Jodi Burton alleges that Barbara Nielsen witnessed one or more acts of sexual abuse by Nielsen during a two-year period and did nothing to stop it.Burton, who insists her name be used, also alleges that Gregg Nielsen's assaults caused her physical and emotional injury and damaged her reputation and self-esteem.
The Nielsens' attorney, John T. Nielsen, said the Nielsens will soon respond in detail to the lawsuit filed in 2nd District Court.
He said Barbara Nielsen denies she had any knowledge of her husband's contact with the victim. The attorney is not related to the couple.
Last year, 2nd District Judge Stanton Taylor sentenced Nielsen to one year in jail on three counts of second-degree felony sexual abuse of a child and two counts of attempted sexual abuse of a child, a third-degree felony.
The offenses carry a maximum sentence of up to 15 years in prison, but Nielsen was permitted release time to run his dental practice and perform community volunteer work.

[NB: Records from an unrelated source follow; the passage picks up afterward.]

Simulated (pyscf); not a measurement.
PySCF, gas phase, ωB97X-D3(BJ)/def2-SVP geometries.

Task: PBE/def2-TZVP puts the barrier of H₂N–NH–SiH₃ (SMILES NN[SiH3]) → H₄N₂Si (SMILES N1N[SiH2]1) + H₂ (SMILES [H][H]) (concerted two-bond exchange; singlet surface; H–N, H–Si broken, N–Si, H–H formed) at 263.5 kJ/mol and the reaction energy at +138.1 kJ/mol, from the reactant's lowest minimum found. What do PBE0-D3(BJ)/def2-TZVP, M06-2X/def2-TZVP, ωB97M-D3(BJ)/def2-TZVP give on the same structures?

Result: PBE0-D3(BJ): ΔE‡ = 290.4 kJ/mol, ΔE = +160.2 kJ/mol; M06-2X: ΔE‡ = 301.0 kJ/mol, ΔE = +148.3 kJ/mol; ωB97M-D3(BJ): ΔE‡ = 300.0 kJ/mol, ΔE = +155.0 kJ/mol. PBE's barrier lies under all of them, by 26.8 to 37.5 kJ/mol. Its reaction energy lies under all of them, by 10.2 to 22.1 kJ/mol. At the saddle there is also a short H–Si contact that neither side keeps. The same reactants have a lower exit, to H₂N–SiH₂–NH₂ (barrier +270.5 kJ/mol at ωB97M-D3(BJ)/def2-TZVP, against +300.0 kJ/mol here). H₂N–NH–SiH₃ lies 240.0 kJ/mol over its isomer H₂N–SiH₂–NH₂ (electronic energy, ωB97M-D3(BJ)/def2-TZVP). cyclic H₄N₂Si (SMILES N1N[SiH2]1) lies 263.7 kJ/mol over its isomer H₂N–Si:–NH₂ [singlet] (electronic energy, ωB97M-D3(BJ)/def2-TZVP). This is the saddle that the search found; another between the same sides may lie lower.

After his conviction, the Utah Division of Occupational and Professional Licensing placed Nielsen on five years' probation. But the Utah Attorney General's Office, seeking to revoke his license, asked the division to review its ruling.
A hearing is planned March 31.
In October, Taylor allowed Nielsen to complete his sentence at the Ogden Community Correction Center, a halfway house.
At sentencing, prosecutor Gary Heward said the charges resulted from more than 100 incidents of illicit contact that stopped short of sexual intercourse. Heward and Adult Probation and Parole officers recommended that Nielsen be sent to prison, but Taylor opted for the jail sentence.
Many expressed anger over what they perceived as a lenient sentence.
Burton's attorney, W. Brent Wilcox, said the woman still is having problems because Nielsen was someone she had trusted as a child.
The Burtons lived next door to the dentist and Nielsen hired the young girl to work in his office.
Nielsen told her he had known her in a previous life, a reference to the LDS belief in a pre-life existence, Burton said. When she questioned their age difference, she said he told her their liaison was "the perfectly natural love between a man and a woman."
Burton, who was 12 at the time of the abuse but now is in her 20s, is asking for damages for emotional distress. She also charges the Nielsens have damaged her reputation with defamatory remarks about her character.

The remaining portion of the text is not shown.